Pine said consumers can expect to see CCA-treated wood replaced by lumber preserved with two other chemical formulations, both of them copper-based: alkaline copper quat, which is used in ACQ Preserve, Preserve Plus and NatureWood lumber brands, and copper boron azole, used in Wolmanized Natural Select lumber.

Those formulations have been in use for about 10 years, he said, although copper boron azole has been available in the United States for less than two years. Both have the same wood-protection properties and give wood about the same life span as CCA, but lumber treated with the newer formulations is about 10 to 20 percent more expensive, he said.

Lumber choices

Consumers can also choose lumber that's naturally rot-resistant, such as cedar, redwood or ipe, a tropical hardwood sold under the brand name Pau Lope. Pau Lope is five times harder than cedar and redwood and carries a 20-year warranty against fungal decay and insect infestation.

Even though CCA-treated wood is being taken off the market, the EPA stopped short of recommending homeowners tear down their decks, play sets and other structures made from it. "EPA has not concluded that CCA-treated wood poses unreasonable risks to the public for existing CCA-treated wood being used around or near their homes or from wood that remains available in stores," the agency said in a news release announcing the phase-out.

The Environmental Working Group, an environmental research organization, believes otherwise. The organization recommends people replace structures built of CCA-treated lumber if they can afford it, or at least replace handrails and other surfaces with frequent hand contact or seal the surface with an oil-based sealant.

The benefits of applying sealants aren't entirely clear. Some studies suggest that applying certain types of penetrating coatings, such as oil-based, semitransparent stains, every year or two may reduce the amount of arsenic leaching from CCA-treated wood. However, the Environmental Working Group notes that sanding during preparation and resurfacing can increase exposure to arsenic.

Common sense

The EPA recommends some common-sense precautions, such as not letting food touch the wood, washing hands before eating if you've touched treated wood or played outside, and not burning the wood. The Environmental Working Group also recommends not storing toys or tools under the deck because they might become coated with arsenic that leaches from the wood when it rains, and keeping children and pets away from the soil beneath and around arsenic-treated wood structures.

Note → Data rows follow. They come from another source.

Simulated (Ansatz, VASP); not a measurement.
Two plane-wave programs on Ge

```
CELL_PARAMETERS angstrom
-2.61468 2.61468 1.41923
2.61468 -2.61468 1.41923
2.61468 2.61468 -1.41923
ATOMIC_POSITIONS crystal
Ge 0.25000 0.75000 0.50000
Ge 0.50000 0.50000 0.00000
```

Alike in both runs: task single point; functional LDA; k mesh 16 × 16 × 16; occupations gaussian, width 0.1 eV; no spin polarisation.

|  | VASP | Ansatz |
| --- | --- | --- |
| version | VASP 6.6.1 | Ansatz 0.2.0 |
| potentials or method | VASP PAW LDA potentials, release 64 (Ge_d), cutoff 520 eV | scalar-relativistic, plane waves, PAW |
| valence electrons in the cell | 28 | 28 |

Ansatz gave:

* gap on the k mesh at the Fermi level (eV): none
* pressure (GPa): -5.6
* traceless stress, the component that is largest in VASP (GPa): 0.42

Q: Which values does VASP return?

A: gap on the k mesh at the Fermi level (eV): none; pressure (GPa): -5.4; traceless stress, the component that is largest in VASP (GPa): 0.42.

The EPA advises people who work with CCA-treated lumber to wear a dust mask, goggles and gloves; throw sawdust and scraps into the trash rather than using them in compost or mulch; wash hands and all other exposed areas before eating, drinking or using tobacco products; and launder work clothes separately from other clothing.

CCA has been used as a wood preservative since the 1940s. In making pressure-treated lumber, it is forced into the wood under high pressure so the chemicals saturate the wood. Those chemicals protect the wood from dry rot, fungi, molds, termites and other pests.